Good versus Bad Chart
I haven't sought out CNN in a long while. It's not that it's partial. It's that it so vehemently claims to be impartial.
Yes there are loonies at the horseshoe fringes all gung-ho for their cheerleading saviours of choice. Yet I suspect the (silent) majority switch off from such flagrant hypocritical gaslighting.
After all, it is the genuine battle of ideas that helps provide true substantive progress.
I happened across a 40sec clip from which the above screenshot arose.
The pundit above it seems felt outnumbered on this commentariat panel.

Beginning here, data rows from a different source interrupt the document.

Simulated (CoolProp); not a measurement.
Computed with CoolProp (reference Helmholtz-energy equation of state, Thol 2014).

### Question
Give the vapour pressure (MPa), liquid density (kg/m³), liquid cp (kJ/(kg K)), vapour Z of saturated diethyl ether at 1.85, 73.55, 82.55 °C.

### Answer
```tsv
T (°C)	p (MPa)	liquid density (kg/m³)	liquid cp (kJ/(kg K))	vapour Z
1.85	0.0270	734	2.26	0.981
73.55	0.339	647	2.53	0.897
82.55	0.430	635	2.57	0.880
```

To emphasise his point (let's just say highlighting his perceived difference between the polarised two debating sides) he drew up a quick chart.
Taking pen to his notepad, he wrote a classic two-column frame.
Headed row; "good guy" and "bad guy". A prominent name ripped from that American crime day's headlines under each.
This is the kind of technique I see solution sellers miss out on all the time.
From my earliest cubrep days I'd have blank sheets of printer paper kept inside my daybook for this very purpose. I'd never miss a chance to jump up at the room's whiteboard or flipchart either.
Nowadays when over video much more, it's even easier to have the relevant supplies at hand.
The very notion that it was this clip that climbed up feeds around the anglosphere ought be a big hint.
It packs visual punch.
Consider how he made it.
Turning his book to 'landscape'.
Using a thick nibbed pen.
Drawing the pair of templating lines.
Taking only a few seconds to write out.
Given another go, he could refine its presentation too.
Headings in Caps.
With symbols added. Even if mere up and down arrows beside his Good and Bad labels.
Popping a chart title above, like here of 'Guys', allowing removal of said repeated word from the table header rows, whilst adding a further layer of meaning.
In whatever case, he got his chart talked about.
Make sure that when the time crops up, as it so often does, your key framing point gets similarly remembered by all 'in the room'.